But the headsets are expensive and not used widely, and brands are unsure how to advertise on the medium, which also makes VR extremely difficult to scale from production, technology and distribution standpoints, said Mike Dossett, associate director for digital strategy at RPA, who closely follows VR and its variants.
Publishers can get more audience scale by doing 360 video, VR’s lower-tech cousin that doesn’t take a special headset to view. But 360 is less captivating, both because of its less immersive nature and because the newsroom skills haven’t caught up. That risks diluting the experience and letting down viewers who are still new to the tech.
Dossett said he’s not seeing publishers scale back, but at the same time, he’s not seeing new ones jump into the fray. “We’re not getting a new flush of activity,” he said. “VR is still in the late stages of experimentation.”
Publishers doing VR are still relying on branded content, and for a lucky few, tech company funding. But there’s no guarantee the tech dollars will last. Shetty acknowledged the VR ecosystem would be more modest if not for the tech dollars feeding it. “They play a pretty big role,” he said. When the Times’ Samsung partnership ends after a year, the publisher will likely still do 360 video, but may do them less frequently, depending on the newsroom’s other priorities.
And advertising on VR is still just the domain of a few blue-chip advertisers; USA Today’s VR advertisers have included Macy’s, Nest and Honda.
Most advertisers are so new to the medium and don’t have VR-ready ads, and most publishers are new to making VR ad content themselves, so the path to monetization is far from clear. “For brands looking to wildly stand out, we’re not relying on publishers,” Dossett said. To ease advertisers along, USA Today has offered them the ability to do simpler sponsorships, Andresen said. “People don’t have the language or knowledge of how to buy it,” she said.
Other publishers strike a more conservative tone when it comes to VR. The Wall Street Journal sees VR/360 video as a “great storytelling tool,” said Joanna Stern, deputy head of video. “We, however, only use it when it is the best way to bring the story to life.” Similar, the Financial Times said it considers VR/360 something to do only when it truly enhances a story, and has no plans to do any in the immediate future.
Some publishers are focusing on 360 or augmented reality video instead. The Washington Post is prioritizing AR this year because it’s less expensive than VR, doesn’t require a headset and advertiser demand already exists. Slate took a half step into VR by initially creating its new weekly talk show in 2-D so it could be watched on any screen and designed it to be low-cost, so its continuation wouldn’t depend on ad support.
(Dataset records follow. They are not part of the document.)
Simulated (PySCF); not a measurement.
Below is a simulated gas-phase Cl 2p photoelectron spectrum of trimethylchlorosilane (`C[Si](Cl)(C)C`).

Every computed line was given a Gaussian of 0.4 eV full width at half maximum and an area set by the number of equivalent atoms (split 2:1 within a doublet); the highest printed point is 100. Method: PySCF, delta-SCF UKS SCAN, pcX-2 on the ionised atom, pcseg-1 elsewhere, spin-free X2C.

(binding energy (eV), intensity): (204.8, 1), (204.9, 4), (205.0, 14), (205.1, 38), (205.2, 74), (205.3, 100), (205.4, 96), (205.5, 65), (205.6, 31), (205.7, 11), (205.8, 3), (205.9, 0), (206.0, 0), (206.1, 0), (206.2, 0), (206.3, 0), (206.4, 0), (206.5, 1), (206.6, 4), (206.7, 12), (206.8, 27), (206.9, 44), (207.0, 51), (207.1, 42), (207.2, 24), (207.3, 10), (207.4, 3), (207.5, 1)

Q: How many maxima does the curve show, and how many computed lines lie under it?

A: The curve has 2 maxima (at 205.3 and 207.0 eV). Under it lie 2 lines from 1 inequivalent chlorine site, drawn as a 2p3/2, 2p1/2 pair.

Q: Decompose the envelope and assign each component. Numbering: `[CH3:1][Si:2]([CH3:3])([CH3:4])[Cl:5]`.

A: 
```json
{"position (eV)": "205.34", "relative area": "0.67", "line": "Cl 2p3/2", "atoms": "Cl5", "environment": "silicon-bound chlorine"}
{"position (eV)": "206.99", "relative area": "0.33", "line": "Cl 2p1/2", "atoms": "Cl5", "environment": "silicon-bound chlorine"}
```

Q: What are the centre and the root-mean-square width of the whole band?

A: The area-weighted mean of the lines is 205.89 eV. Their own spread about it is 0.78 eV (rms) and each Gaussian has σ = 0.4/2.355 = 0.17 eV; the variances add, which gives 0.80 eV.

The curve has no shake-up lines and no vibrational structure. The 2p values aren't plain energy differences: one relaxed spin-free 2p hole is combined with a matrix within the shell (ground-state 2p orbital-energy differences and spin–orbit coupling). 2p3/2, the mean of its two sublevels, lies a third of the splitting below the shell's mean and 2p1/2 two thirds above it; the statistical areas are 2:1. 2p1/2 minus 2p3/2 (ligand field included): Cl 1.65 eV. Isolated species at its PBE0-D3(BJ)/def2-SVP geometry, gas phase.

The Economist produced three VR films by the end of last year, but its future slate of VR production depends on whether it gets the ad sponsorship to pay for it, much like the rest of its films, said David Alter, director of programs at the publisher’s Economist Films unit. “Would we make VR films on our own dollar? We don’t have any plans to do that,” he said.
That doesn’t mean The Economist isn’t halfhearted about VR, though, as an investment in March in a VR startup, Parable, suggests. “It’s still early days for us,” Alter said. “We’ve scratched the surface of what it can do.”